On Campus

What students are talking about today (December 17th)

Fake IDs, cheerleading champs, Tolkien & weirdo engineers

A real Ontario driver's license (MTO)

1. Fake IDs have come a long way since I was 17. Back then it simply required peeling off the top layer of a real one, changing a 5 to a 1, and replacing the plastic. Today there are holograms and magnetic strips. Still, shady shops in Toronto are overcoming the technology and creating passable “novelty” driver’s licenses and university ID cards for anyone with roughly $50, CBC News reports. It just goes to show that if demand is strong enough, the black market will respond.

2. Some students will do anything to get out of Saskatchewan in January. The University of Regina is the only Canadian school sending a cheerleading team to International Cheer Union’s World University Championships next month in Orlando, Florida, reports the Leader-Post.

3. Marquette University in Wisconsin has long owned one of the largest collections of original J.R.R. Tolkien manuscripts. This fall it got the English course to match. Archivist William Ready acquired much of Marquette’s collection in 1956 for $5,000. Apparently the author was worried about having enough money for retirement. After building Marquette’s collection, Ready moved to McMaster University where the archive now named for him includes the original A Clockwork Orange.

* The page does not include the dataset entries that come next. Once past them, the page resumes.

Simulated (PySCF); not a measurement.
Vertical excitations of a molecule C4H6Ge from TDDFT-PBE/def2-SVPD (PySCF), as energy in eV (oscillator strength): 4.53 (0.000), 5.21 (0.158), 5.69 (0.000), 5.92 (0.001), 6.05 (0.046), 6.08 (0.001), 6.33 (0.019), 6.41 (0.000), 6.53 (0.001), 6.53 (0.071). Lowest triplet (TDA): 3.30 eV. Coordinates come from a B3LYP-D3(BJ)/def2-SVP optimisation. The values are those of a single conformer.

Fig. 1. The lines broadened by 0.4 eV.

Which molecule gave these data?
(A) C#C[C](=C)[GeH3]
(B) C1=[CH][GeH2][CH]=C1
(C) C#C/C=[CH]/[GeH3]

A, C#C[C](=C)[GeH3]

4. Memorial University students got a post-exam lesson in labour negotiations this weekend. A three-month-old airport worker’s strike plus a wicked snowstorm caused all flights before 1 p.m. on Sunday to be cancelled or delayed, reports The Telegram. The St. John’s Airport Authority can’t clear runways as quickly with 85 maintenance workers off the job and only a few available to work.

5. First-year engineering students at Queen’s University slammed their purple jackets on the ground on Friday, reports the Queen’s Journal. The tradition is a rite-of-passage of sorts for engineers who are not supposed to wear their bombers until after exams. Most of us will never understand the mysterious ways of the engineers, but we’ve got to love them anyway.